Damage to offshore oil and gas platforms from Hurricanes Katrina and Rita has tripled the number of requests to converts rigs into artificial reefs in the Gulf of Mexico.
BATON ROUGE, La. Damage to offshore oil and gas platforms from Hurricanes Katrina and Rita has tripled the number of requests to converts rigs into artificial reefs in the Gulf of Mexico.
The Louisiana Department of Wildlife and Fisheries usually gets 10 to 12 requests each year to use abandoned rigs to create fish habitat. But that number has soared to 40 requests this year, Rick Kasprzak, program manager of the Louisiana Artificial Reef Program, told The Advocate of Baton Rouge for a story in Monday's editions.

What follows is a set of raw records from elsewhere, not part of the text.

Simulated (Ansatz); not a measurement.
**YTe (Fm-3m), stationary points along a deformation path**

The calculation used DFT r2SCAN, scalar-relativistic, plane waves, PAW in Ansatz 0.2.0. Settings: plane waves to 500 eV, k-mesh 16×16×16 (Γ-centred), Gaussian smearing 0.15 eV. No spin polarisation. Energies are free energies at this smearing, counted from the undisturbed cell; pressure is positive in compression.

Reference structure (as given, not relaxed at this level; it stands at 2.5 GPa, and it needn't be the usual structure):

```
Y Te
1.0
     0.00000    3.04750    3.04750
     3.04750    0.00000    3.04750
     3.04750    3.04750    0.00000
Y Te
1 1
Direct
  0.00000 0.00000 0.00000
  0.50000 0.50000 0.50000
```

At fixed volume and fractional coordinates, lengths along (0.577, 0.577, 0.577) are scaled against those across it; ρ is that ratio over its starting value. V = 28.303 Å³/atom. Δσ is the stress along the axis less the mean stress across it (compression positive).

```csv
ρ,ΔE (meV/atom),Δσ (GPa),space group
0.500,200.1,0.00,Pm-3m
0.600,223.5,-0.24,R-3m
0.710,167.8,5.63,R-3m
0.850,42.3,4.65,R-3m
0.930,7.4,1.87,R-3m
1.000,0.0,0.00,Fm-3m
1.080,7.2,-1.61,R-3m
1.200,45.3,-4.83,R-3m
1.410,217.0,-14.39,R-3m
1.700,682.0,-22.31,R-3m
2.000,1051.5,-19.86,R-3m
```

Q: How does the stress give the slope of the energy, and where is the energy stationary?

Oil and gas platforms in the program are located in federal waters, more than three miles off the Louisiana shore, with most between 35 and 75 miles out, clustered in nine approved planning areas. To date, 144 have been used as reefs.
This year's hurricanes damaged another 166 rigs.
The Louisiana Artificial Reef Council will soon decide evaluation criteria for which rigs are suitable to serve as artificial reefs, Kasprzak said. The assessments include potential effects on the environment, navigation and fishing interests.
Hurricane Ivan in 2004 didn't hit the Gulf of Mexico nearly as hard, passing over about 150 platforms, said Larry Wall, a spokesman for the Mid-Continent Oil and Gas Association. Hurricane Katrina swept over 1,500 platforms, and Hurricane Rita passed over 1,600, he said.